It’s that time of year. High School seniors all over the country are making that agonizing decision, “Which college should I go to?”  While the kids are choosing schools, parents are thinking, “how will I pay for it?” Financing college is a challenge in the best of circumstances, but for families in which parents are divorced or separated, the issues become particularly difficult. 

New Jersey courts will, in appropriate circumstances, compel both parents to contribute towards the college or vocational educational expenses of their child. This is in recognition of the fact that in today’s day and age, a college or vocational education is becoming a necessity. In the absence of an existing agreement, New Jersey Courts will conduct an analysis considering several factors. The New Jersey Supreme Court, in the case of Newburgh v. Arrigo, 88 N.J. 529 (1982) set forth the basis upon which parents can be ordered to contribute towards college expenses.

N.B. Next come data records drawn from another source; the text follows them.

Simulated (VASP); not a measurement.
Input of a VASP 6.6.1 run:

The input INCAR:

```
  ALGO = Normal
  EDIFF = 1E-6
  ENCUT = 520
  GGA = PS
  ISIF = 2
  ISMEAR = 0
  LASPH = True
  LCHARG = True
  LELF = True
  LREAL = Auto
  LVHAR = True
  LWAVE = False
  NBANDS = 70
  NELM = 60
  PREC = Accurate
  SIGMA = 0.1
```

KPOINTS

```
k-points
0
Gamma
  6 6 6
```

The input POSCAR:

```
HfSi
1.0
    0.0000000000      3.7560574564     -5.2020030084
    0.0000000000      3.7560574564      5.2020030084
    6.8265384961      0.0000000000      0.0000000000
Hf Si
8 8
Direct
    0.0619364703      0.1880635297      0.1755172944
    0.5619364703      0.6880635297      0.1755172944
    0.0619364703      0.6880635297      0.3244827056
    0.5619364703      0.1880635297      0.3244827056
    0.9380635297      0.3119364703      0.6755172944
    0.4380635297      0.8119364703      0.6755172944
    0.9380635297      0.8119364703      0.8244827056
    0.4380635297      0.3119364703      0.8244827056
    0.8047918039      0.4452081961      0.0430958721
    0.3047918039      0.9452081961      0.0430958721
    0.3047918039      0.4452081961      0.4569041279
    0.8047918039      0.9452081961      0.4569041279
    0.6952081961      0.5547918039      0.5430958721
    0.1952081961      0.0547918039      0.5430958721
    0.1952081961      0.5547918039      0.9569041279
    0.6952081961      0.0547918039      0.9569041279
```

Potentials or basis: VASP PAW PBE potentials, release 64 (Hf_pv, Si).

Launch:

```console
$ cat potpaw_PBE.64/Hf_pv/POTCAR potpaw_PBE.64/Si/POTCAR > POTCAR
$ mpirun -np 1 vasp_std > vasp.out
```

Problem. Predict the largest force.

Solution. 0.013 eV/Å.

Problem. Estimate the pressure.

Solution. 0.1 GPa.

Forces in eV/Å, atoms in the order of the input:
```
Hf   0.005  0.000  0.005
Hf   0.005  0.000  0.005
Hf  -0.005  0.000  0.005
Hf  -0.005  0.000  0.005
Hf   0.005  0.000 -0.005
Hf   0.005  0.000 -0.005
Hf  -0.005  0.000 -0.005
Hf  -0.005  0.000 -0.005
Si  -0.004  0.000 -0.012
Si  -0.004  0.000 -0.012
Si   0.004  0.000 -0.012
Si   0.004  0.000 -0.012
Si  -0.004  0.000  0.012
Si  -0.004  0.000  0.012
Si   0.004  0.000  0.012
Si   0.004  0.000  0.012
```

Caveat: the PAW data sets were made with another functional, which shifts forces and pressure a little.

When a child has suitable scholastic aptitude for the pursuit of a college education and continues to exhibit that aptitude throughout his college career, the court will examine:

  1. Whether the parent if still living with the child would have voluntarily contributed to the cost of the requested higher education;
  2. The effect of the background, values, and goals of the parent and the reasonableness of the expectation of the child for higher education;
  3. The amount of the contribution sought by the child for the cost of the higher education;
  4. The ability of the parent to pay the cost;
  5. The relationship of the requested contribution to the choice of the school and course of study sought by the child;
  6. The financial resources of both parents;
  7. The commitment to and aptitude of the child for the requested education;
  8. The financial resources of the child, including assets owned individually or held in custodianship or trust;
  9. The ability of the child to earn income during the school year or on vacation;
  10. The availability of financial aid in the form of college grants and loans;
  11. The child’s relationship to the paying parent, including mutual affection and shared goals, as well as the child’s responsiveness to parental advice and guidance; and
  12. The relationship of the education requested to any prior training and the overall long-range goals of the child.

After reviewing these factors, if a court finds that contribution for college is appropriate, it may impose some or all of the following conditions:

  1. All savings accounts earmarked for the child’s education shall have been exhausted;
  2. Scholarships, loans, grants, and any other financial assistance shall have been applied for in reasonable fashion. The parties and the applying student shall cooperate in this regard;
  3. Reasonable contribution shall be made by the child towards the education costs from summer employment;
  4. Each of the parties shall have an equal say in the choice of higher educational schooling;
  5. There shall continue to exist the customary parent-child relationship as currently exists;

Obviously, each case depends on its particular facts and circumstances and the financial abilities of each party. What is reasonable for one family may not be for another. However, when children show aptitude for college and their parents have the reasonable means to assist with, or pay for the entire cost, the Courts will fashion a remedy such that the child can attend post-secondary  school.